Monday, August 29, 2022

History-adjacent: Dorothy Eber 1925-2022 and Douglas Lambert 1930-2022

I have not been keeping up with historical obits here lately. Too many? Mostly scholars and scholarly work with which I have not been familiar? Summer doldrums? Bit of all three, maybe.

But I want to note the recent death of Dorothy Eber and the elegant obit by Judy Stoffman in the Globe. Eber was a Montreal-based journalist, but her historical contribution was oral histories of Inuit informants. She started with Inuit artists, and moved on to Inuit historical testimony in general. Perhaps most important, by the late stages of here career her Inuit translators, whom she credited lavishly, seemed to be launching an Inuit oral history program all of their own. I had the pleasure of profiling her for Canada's History in 2008, and you can read it here (scroll down a bit in the link).

Another history-adjacent death: that of Douglas Lambert. He was not a historian. He was a lawyer and then a judge: Mr Justice Douglas Lambert of the British Columbia Court of Appeal, 1978-2005. But his recent death notice makes a point of mentioning his particular contribution to judisprudential and national history:

He was perhaps best known for his significant contribution to the evolution of the law on Aboriginal Title and Rights. His ground-breaking judgments on Indigenous law, 23 in all, span a quarter of a century, and include Haida Nation v BC, which protected Haida Gwai forests and enshrined the province's duty to consult and accommodate Indigenous nations.
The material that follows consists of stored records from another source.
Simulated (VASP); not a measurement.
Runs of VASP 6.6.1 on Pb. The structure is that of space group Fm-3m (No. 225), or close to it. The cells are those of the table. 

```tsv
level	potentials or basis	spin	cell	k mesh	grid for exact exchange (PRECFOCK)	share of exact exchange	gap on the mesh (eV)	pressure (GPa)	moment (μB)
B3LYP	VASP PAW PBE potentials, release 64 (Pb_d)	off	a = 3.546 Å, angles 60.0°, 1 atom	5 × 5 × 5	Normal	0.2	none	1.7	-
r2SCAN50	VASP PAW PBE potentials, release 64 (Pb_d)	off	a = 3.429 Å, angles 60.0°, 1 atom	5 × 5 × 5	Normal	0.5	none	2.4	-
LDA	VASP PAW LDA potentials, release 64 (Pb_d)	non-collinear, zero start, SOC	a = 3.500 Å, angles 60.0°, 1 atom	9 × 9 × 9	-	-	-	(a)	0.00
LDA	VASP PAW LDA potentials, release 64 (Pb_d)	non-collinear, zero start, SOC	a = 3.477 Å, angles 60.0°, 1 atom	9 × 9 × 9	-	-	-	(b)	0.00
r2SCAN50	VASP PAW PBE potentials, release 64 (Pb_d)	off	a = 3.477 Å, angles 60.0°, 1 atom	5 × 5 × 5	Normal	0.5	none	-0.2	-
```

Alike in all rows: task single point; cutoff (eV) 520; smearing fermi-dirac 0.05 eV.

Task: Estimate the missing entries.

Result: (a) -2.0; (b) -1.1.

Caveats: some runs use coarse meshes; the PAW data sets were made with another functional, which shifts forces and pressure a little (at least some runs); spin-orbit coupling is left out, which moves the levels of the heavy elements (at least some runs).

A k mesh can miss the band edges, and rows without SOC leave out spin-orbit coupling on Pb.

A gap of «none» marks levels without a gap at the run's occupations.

Lambert's decisions (and dissents too) on indigenous matters at the BC Court helped crack that province's once rock-solid denial of aboriginal rights, and his interpretation of title and treaty law had a profound influence at the Supreme Court of Canada as well. I'm not sure how well it is understood how far ahead of the political community the judicial community has come to be on these matters. It's fair to say Lambert was also ahead of most Canadian historians in grasping the fundamental change that would have to come to Canada's understanding of treaty rights and obligations, aboriginal title, and self-government.  

I did not know Lambert at all, but I got to know of him while researching The British Columbia Court of Appeal in the late 2000s. 

(Among some historical deaths I did not get to: that of Gordon Darroch, pioneer of quantitative history (I remember when that was a thing), recently remembered by York University.)